Australia’s housing market has grown at its fastest pace in 32 years, and Australians on the JobSeeker and other welfare payments are being left behind.
An Aussie receiving the JobSeeker supplement would be able to afford three rental listings, including share houses, of the 74,000 surveyed in the latest Anglicare Rental Affordability Snapshot.
The Anglicare study also found that people on the minimum wage can afford 859 rental listings, while people on the Age Pension can afford 386. That’s 1.2 per cent and 0.5 per cent respectively.
People on the Disability Support Pension can afford 236 rentals, or 0.3 per cent of the rental market.
And for those on Youth Allowance, there are no affordable properties. That’s essentially 0 per cent of the market for both groups.
'Never been less affordable'
Anglicare defined affordable housing as costing less than 30 per cent of a household budget for low income households.
It’s a rental market Anglicare Australia executive director Kasy Chambers has described as “never been less affordable”.
She said nearly 2 million unemployed or underemployed are now navigating a rental market that is not working for them.
“A stable home is essential to holding down a job, raising a family and looking after your health. But our housing system is warped. This basic plank of a civilised society is out of reach for many thousands of Australians,” spokesperson for the national campaign to end homelessness, Everybody’s Home, Kate Colvin said.
“High and rising rents are pushing thousands of Australians into homelessness, including young people who can’t live safely at home, women and children escaping family violence, and low income older people.

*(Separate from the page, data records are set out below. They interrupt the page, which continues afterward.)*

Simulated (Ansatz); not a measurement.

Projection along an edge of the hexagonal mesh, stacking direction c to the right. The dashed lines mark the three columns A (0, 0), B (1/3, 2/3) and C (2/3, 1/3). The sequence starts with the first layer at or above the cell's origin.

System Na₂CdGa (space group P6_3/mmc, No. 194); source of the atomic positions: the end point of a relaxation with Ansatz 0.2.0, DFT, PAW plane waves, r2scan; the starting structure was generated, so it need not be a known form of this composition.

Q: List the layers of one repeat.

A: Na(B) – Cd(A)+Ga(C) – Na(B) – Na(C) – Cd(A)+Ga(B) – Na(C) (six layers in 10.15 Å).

“We urgently need to build more social and affordable housing so that all Australians have the prospect of a healthy and stable life. It’s not much to ask.”
Rent assistance is needed
Everybody’s Home is calling for the Government to prioritise housing affordability in the coming budget by investing $7.7 billion into the construction of 30,000 over the next four years.
It’s also calling for a 50 per cent increase to the Commonwealth Rent Assistance payment.
That would mean the rent assistance for a single person without children would increase from $70 to $105 a week.
Anglicare’s Chambers also took aim at the current rate of JobSeeker, which fell from $715.70 per fortnight to $615.70 at the end of March.
"The 'new' rate of JobSeeker is so low that it hasn't made a dent in affordability," Chambers said.
"There are even fewer affordable rentals now than there were on the old rate of Newstart."
She said Australia needs to invest in 500,000 new social and affordable rentals, or risk more people falling into homelessness.
“Each year, we think the market couldn’t get any worse. And each year, we're shocked to see that it can. That’s why we need to lift JobSeeker and other payments above the poverty line. If we don’t, people out of work will be pushed deeper into housing stress and even homelessness.